Scala Theory / Basics: Variable not adding in function

Question

If I can do this:

var num: Int = 1
num += 1
print(num)

Why can’t I do this? What would be the correct way? Fails on line 4

var num: Int = 1
def someFunction(num:Int){
    num += 1
}
someFunction(num)
print(num)

Thanks for any insight. I've done some searching but nothing too helpful. I am mostly looking for the theory behind why this fails. I have accomplished what I need to with for statements but I am still wondering why this fails. Thanks!

Answer 1

It's a similar behavior to what you would see in Java. In Java and Scala you pass by value. A reference to your object/argument is copied and passed into the function. Thus, even if you would be able to change the value of that reference (num:Int) you would be working with a copy of that value - essentially a reassignment. Reassignment to arguments is allowed in Java by default but not in Scala. In other words there is nothing like C/C++ has where you can reference external variable and modify its value. That being said you can still achieve similar effect if the value you are trying to modify is an object field:

// I'm changing it directly but you could have a setter instead:
scala> class A(var m: Int)
defined class A

scala> val a = new A(0)
a: A = A@469c3554

scala> a.m
res0: Int = 0

scala> def someFunction(a: A, newVal: Int): Unit = { a.m = newVal }
someFunction: (a: A, newVal: Int)Unit

scala> someFunction(a, 3)

scala> a.m
res2: Int = 3

Using mutable state like this is NOT recommended. This example is just for illustration purposes. In this case you pass a copy of object reference a from which you can access the field directly and modify it.

If you want to understand this better read up on passing by value and passing by reference. Contrast C/C++ pointer and by reference args with Java and Scala. One difference between Scala and Java here is that in Java everything is a var by default, so if you write your arg as final num in Java it will also fail compilation and will work similarly to Scala in this case.

Answer 2

Because the JVM uses call-by-value semantics, and because Int is a primitive type (not an object reference).

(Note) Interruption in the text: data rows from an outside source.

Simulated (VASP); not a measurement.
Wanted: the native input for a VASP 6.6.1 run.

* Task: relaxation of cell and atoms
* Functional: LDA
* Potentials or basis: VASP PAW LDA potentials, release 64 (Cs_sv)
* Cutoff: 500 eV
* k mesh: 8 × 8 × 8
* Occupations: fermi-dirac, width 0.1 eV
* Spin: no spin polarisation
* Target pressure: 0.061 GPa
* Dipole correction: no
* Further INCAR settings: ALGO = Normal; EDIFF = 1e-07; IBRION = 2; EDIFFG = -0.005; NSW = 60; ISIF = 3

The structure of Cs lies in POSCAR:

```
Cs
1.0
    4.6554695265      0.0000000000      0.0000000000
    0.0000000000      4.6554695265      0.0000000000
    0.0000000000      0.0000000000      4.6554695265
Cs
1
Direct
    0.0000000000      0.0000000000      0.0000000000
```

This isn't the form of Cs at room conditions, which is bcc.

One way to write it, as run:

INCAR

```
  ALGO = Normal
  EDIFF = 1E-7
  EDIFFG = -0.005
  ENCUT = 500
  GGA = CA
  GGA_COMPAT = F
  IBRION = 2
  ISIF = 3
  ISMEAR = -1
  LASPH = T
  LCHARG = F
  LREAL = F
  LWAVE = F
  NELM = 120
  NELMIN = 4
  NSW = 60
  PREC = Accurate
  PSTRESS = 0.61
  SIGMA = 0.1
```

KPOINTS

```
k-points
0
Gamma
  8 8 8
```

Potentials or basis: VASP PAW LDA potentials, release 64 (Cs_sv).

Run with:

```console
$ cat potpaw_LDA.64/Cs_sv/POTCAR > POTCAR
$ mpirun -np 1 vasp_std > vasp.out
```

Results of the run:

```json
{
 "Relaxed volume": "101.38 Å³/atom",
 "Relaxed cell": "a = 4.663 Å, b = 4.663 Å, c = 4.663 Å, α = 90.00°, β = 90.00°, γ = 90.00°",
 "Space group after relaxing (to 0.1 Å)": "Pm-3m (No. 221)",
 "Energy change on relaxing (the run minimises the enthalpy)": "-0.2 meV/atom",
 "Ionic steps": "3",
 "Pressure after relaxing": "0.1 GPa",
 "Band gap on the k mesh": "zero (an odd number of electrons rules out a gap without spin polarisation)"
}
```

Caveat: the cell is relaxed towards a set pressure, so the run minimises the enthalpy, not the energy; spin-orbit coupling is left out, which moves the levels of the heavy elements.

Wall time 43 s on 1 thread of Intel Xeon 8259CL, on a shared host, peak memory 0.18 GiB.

What this means is that num inside the method is not the same as num on the outside, the only thing passed to the method is 1

It's a good thing too... It's bad enough when you have a mutable object and some innocent-looking method goes and changes things around behind your back. I don't wish to imagine the new category of bugs that would emerge if the same risk also existed for simple numbers!

Answer 3

@flavian's link answers the "why not" part, but here's how you do what you're trying to do. Make someFunction a function instead of a procedure.

var num = 1
def someFunction(num: Int) = num + 1
num = someFunction(num)

Note though that this isn't idiomatic scala. Avoid using vars whenever you can for best style.

Or alternatively for even worse style (seriously, this works, but don't ever do it):

var num = 1
def someFunction() = num += 1
someFunction()
print(num)